Under the present political climate, a few points can be highlighted:
Firstly, the instability of the regime
There is no doubt that the internal political conflict of the regime, on the one hand, and the persistence of the movement of the opposition, on the other, has made this regime very weak, unstable and vulnerable. In fact, the regime’s instruments of repression had planned and orchestrated the anniversary of the revolution well in advance. During the past few weeks, in preparation for the anniversary, they had arrested hundreds of independent and opposition journalists. They banned most of the independent press, weblogs and eventually cut all mobile and SMS services and most of internet service providers prior to the day, to reduce the communication and organisational ability of the opposition and limit the spread of news to the international press. During that time, they also mobilised their so-called supporters by announcing a few days’ national holiday for schools and government administration centres and then provided buses, food and other means of transport to bring anyone they could get hold of to Azadi (Freedom) Square to listen to Ahmadinejad.
It seems obvious that a stable and strong regime would not act in this way. Only a weak and frightened regime, one with a deep political crisis, would go to such extremes of repression – including executing youths arrested on Ashura – to celebrate the 31st anniversary of its own revolution.
Secondly, the status of the ‘reformist’ opposition
The February 11 demonstrations, in comparison to demonstration on Ashura, December 27, 2009, were a clear setback for the ‘reformists’. Last month’s demonstration was more organised and the masses even went on the offensive against the repressive forces. While on February 11, 2010 the demonstrators were much fewer (which is understandable in light of the orchestrated repression against the opposition), but also there was a clear absence of the leadership of the ‘reformists’ in the demonstration. Mehdi Karroubi announced publically the exact location and time when he would march towards Azadi Square. The security forces therefore returned him home only few minutes after he went out on the street. Mir Hossein Mousavi, like previous times, was detained at home by the security forces, before even coming out on to the street. So the two main leaders who had called the demonstration were not only absent but had not organised the masses for any participation on this crucial day. Some of the youth, on their own initiative, carried green flags (the symbol of ‘reformists’); others carried flags of the Islamic Republic which made them look like Ahmadinejad’s supporters. This lack of interest on the part of the leaders of the ‘reformists’ was surely a decisive reason for the setback. Karroubi and Mousavi have tried to negotiate and reach some agreement with the Khamenei-Ahmadinejad regime rather than mobilise the masses independently to achieve their democratic rights.

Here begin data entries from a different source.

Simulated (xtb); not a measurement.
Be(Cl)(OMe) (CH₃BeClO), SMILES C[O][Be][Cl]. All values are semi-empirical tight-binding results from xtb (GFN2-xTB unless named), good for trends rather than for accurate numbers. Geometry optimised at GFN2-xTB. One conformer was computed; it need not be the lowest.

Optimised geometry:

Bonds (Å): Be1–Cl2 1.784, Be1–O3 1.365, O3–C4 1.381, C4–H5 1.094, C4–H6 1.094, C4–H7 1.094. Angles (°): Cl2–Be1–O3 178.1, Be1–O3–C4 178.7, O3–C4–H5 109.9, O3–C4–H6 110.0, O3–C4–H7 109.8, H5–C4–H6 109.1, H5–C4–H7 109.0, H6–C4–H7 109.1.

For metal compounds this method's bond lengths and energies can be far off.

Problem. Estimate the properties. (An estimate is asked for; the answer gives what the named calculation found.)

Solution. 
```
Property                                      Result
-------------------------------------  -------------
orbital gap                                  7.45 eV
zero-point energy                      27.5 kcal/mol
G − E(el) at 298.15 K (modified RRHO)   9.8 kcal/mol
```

Thirdly, the character of the mass youth movement
The 31st anniversary demonstration on February 11 was officially called by the ‘reformist’ leaders and failed to achieve its aims. But the Ashura demonstration on December 27, 2009, which has been the most violent one up to now, was not called by the ‘reformist’ leaders: it was organised spontaneously by the youth. This trend was seen right from the beginning of the uprising. On Monday June 15, 2009, the second time there were mass demonstrations, the youth forced the leaders to follow them into the streets. In fact Mousavi (the ‘reformist’ leader) had cancelled the street rally and the youth, going against his will, came to the streets and forced him to come to the rally.
For the hundreds of thousands of the youth who have been in the streets of Iran in recent months, it is not important who their leaders are. What is important is how they can progress with their demands to achieve their final aims. In fact, what they are doing is using the present leaders to achieve their ends. So the present leader can be changed if he resists or acts contrary to the trend of the movement.
It is clear that for the aims of the movement to be achieved successfully, we will have to see a trend towards a new leadership within the youth who are not only in opposition to the Khamenei-Ahmadinejad regime but also to the leaders of the ‘reformists’. This trend will become clearer, as the ‘reformist’ leaders collaborate more and more with the regime.
Fourthly, the absence of workers
The leading workers’ organisations boycotted the presidential election of June 12, 2009. But they have, incorrectly, continued with the same line towards the mass protests that have erupted since then. Up to now they have treated this as merely a fight between the two tendencies within the regime and they have stood on the sidelines for the regime to become weaker as a result of the infighting and splits. But they have totally miscalculated the role of the independent youth in the streets. The youth now need a leadership. The workers are their only ally and could, at any time, lead the youth through organising a series of strikes.
In fact, the working class has been passive during the past few months, and has in practice boycotted the youth movement. But this will not continue for long, as workers have gained a great deal of experience during the past decade and are fully aware of the nature of the present regime. During that time they have consistently been the most active and radical class or section in society: occupying factories, calling for “general anti-capitalist united action” and so on. In fact the only hope of an upheaval which would lead to the fall of the regime and achieving a fundamental change in society depends on the workers’ participation in the movement.
Those organisations that assume that a “revolution” has begun in Iran – without the full participation of the working class – are making a mistake. This mistake has two aspects: firstly, it reflects their underestimation of the central role of the working class in a revolution and, secondly, it means that they will be unable to assess the best tactics based on the concrete facts of the current revolutionary situation as it develops.